That such was beyond all doubt the understanding of all parties concerned appears from an Act of the Parliament of Canada which has never been called in question passed in its first session, 31 Vict. ch. 42, intituled "An Act providing for the organization of the Department of the Secretary of State of Canada and for the management of Indian and Ordnance lands." In the fifth section of this Act it is enacted that:

The Secretary of State shall he the Superintendent General of Indian Affairs and shall as such have the control and management of the lands and property of the Indians in Canada.

The sixth and seventh sections are identical with sections 2 and J of 23 Vict. ch. 151, as applied to this Act of 31 Vict. ch. 42.
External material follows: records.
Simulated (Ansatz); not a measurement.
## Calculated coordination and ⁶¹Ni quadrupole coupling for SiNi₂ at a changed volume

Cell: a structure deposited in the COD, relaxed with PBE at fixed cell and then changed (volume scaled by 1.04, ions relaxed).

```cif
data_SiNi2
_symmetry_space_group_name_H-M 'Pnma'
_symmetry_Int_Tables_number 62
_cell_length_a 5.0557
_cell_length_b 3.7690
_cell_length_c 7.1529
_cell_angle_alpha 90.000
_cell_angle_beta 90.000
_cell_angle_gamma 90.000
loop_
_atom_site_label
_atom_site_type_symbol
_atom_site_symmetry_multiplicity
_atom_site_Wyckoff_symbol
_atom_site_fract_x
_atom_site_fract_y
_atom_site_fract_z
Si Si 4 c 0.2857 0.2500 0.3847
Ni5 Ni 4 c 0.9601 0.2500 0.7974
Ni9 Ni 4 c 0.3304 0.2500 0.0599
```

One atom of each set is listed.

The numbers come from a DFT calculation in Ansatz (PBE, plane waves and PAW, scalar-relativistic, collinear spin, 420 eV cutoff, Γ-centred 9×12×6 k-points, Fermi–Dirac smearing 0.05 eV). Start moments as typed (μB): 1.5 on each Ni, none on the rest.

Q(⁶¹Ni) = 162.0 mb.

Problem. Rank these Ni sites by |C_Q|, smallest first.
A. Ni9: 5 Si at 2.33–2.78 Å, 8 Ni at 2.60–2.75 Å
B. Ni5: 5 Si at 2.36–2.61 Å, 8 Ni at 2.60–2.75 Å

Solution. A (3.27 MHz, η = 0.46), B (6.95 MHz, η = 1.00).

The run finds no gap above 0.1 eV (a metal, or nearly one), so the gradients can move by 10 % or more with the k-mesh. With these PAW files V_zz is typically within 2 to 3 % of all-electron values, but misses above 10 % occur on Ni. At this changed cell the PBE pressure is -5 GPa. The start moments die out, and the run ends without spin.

Sections. 8, 9, 10 & 11 introduce into 31 Vict. ch. 42 the provisions of sections. 4, 5, 6, 7 and 8 of 23 Vict. ch. 151. In 1869, was passed by the Parliament of Canada 32 & 33 Vict. ch. 6, by the thirteen section of which the Governor General in council is authorised, on the report of the Superintendent General of Indian Affairs, to order the issue of letters patent granting life estates to Indians in certain cases in land allotted to them within a reserve.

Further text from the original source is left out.